A priest loses his faith, parents visit their son’s grave, a man remembers the time he wronged a classmate, even Hitler gets a scene—that’s the general structure of Roy Andersson’s About Endlessness. As in his previous work, it’s a film built around a series of tableaus regarding human existence, his camera unmoving and unblinking. Despite the note of despair that permeates—and really, how could it not?—the film’s cumulative effect is strangely peaceful.
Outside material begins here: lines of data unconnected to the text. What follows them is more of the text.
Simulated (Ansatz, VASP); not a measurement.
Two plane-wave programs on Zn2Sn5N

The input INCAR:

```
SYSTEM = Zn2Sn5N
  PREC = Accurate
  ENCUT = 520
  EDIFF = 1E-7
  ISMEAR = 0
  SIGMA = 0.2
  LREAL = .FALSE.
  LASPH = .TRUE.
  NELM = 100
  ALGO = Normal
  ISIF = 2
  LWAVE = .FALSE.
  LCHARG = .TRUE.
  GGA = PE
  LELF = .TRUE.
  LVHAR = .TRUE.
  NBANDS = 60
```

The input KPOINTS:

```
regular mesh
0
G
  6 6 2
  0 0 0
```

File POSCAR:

That calm is by design, even as Andersson’s film resists any easy or soothing classification. A woman’s voiceover recalls each of these scenes (a seemingly endless supply), and they are summoned before us to capture little slices of life—some familiar, others absurd. Their juxtaposition is meant to highlight this difference; how can one planet contain both this and that? Still, the presentation of all these tiny dramas never raises the pulse, and the entire film remains as dry as the bone grey colour of its visual palette. The film’s singular pleasure is finding the beauty within its inherent darkness; a scene of, say, a husband and wife floating over a destroyed city provides one great example.

In all, About Endlessness slots into Andersson’s oeuvre as another acquired taste. It feels like the kind of film that could be projected on a wall somewhere, an audience stepping in and out, its images offering something to take in at any given moment. If nothing else, we can acknowledge the special challenge of making a film about nothing and everything at the same time.